Re: On Provenance for Queries for Web Data from Olaf Hartig on 2010-05-20 (public-xg-prov@w3.org from May 2010)

From: Olaf Hartig <hartig@informatik.hu-berlin.de>
Date: Thu, 20 May 2010 16:34:57 +0200
To: Irini Fundulaki <fundul@ics.forth.gr>
Cc: public-xg-prov@w3.org, Vassilis Christophides <christop@ics.forth.gr>, Grigoris Karvounarakis <gregkar@gmail.com>, Yannis Theoharis <ytheohar@gmail.com>
Message-Id: <201005201635.01882.hartig@informatik.hu-berlin.de>
Hey Irini,

On Thursday 20 May 2010 10:50:05 Irini Fundulaki wrote:
> [...]
> We believe that you might have misread the paper. Our objective is to
> understand the requirements for the boolean trust application when the
> SPARQL OPTIONAL operator is concerned (because of the lack of support
> for the left outer join in the relational context). For this, we adopt
> the semantics of the EnTrust operator for the **boolean trust application
> only** but not in general the annotation mechanism that you propose
> in your work.

I understood that you present an example in which you adopt the tSPARQL 
semantics (which is based on trust values in the interval [-1,1] associated 
with each solution mapping) to the application of boolean trust (which 
associates a boolean value with each solution mapping). 
 
> We believe that the main point worth noting here, is that a mapping
> annotated with the false value is treated as absent from the mapping set,
> and vice versa, a mapping that does not appear in the mapping set is
> considered as untrusted (i.e., annotated with the false value). This
> holds because of the strict semantics of the boolean trust
> application.

If that's you assumption, fine. But it's a wrong adaptation of the tSPARQL 
semantics. A boolean-based adaptation of the tSPARQL algebra would not remove 
a solution mapping only because it is associated with the trust value 'false'. 
Removing these mapping would only happen if there are EnTrust operators in the 
algebra expression. That's not the case in your examples.
Users of tSPARQL have to add EnTrust operators (by adding ENSURE TRUST clauses 
to the query) to explicitly declare for which parts of their query the output 
mappings have to be ignored if they are not trustworthy. Hence, users have the 
choice. That's not the case in your adaptation where each mapping that is not 
trustworthy is ignored immediately. What you seem to assume for you adaptation 
of the tSPARQL semantics is that each operator in an algebra expression is 
wrapped in an EnTrust operator. However, that's not the idea of tSPARQL and, 
thus, that's not what should be referred to as the "trust semantics" 
introduced by the tSPARQL document as you do in your paper.

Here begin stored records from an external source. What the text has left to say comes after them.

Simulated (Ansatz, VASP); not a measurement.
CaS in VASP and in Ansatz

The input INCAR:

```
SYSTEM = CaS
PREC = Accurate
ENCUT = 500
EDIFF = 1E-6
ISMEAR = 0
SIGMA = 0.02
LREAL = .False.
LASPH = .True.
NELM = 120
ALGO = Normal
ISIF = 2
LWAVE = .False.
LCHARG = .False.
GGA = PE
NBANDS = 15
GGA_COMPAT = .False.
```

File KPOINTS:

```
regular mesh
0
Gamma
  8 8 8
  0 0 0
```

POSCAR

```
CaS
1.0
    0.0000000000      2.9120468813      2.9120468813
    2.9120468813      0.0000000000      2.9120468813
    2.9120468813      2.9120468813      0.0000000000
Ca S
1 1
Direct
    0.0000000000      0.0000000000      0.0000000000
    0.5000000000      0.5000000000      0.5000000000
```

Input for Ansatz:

> By no means, do we change the semantics of SPARQL!.  As you can see in
> Table VIII-b \mu_17 in \Omega_4 is annotated with false, i.e. \Omega_4
> is deemed as empty. Therefore, the result of \Omega_1 LeftOuterJoin
> \Omega_4 = \Omega_1 as shown in Table VIII-c.  Mappings annotated with
> false can be ommitted from the Tables, since they are treated as absent
> (as we explain in the paper), however we included them for
> presentation reasons.

Ah, now I see your point: in the case mu_17 is assigned the trust value 
'false' during a trust assessment that implements your provenance based 
approach (i.e. that makes use of the provenance expression), you assume this 
mapping did not exist during query execution and that's why the query engine 
would calculate mu_21 and mu_20.
However, as far as I understand you propose to do these trust assessments at 
an arbitrary time when the query results have been determined. This means, 
when the query was executed mu_17 did exist (because by that time it is not 
clear what trust value would be associated to it in a later trust assessment 
procedure). For that reason, the query engine would never calculate mu_21. 
Hence, the query could never attach a provenance expression to mu_21 - there 
is no mu_21.

> Finally, note that in the paper we use boolean and ranked
> trust as indicative examples from a large body of applications ( bag
> semantics, view maintenance & update, access control, probabilistic
> databases) to discuss requirements of provenance models. These cannot
> be supported by an annotation mechanism defined for the trust
> assessment application only.

Sure. Sec.2.2 makes the advantages of applying a provenance based approach 
instead of an annotation based approach quite clear. There was no confusion 
about that on my side.

> [...]
> We introduce the term "abstract provenance model" to distinguish the
> provenance models from the different annotation models.

Okay. However, aren't "abstract provenance models" a special kind of 
annotation models. They annotate the source data and solutions with a 
provenance expression.

> [...]
> The model that you propose in tSPARQL resembles to the best of our
> understanding to an abstract provenance model since at the end, the
> triples are annotated with expressions and not with values true/false.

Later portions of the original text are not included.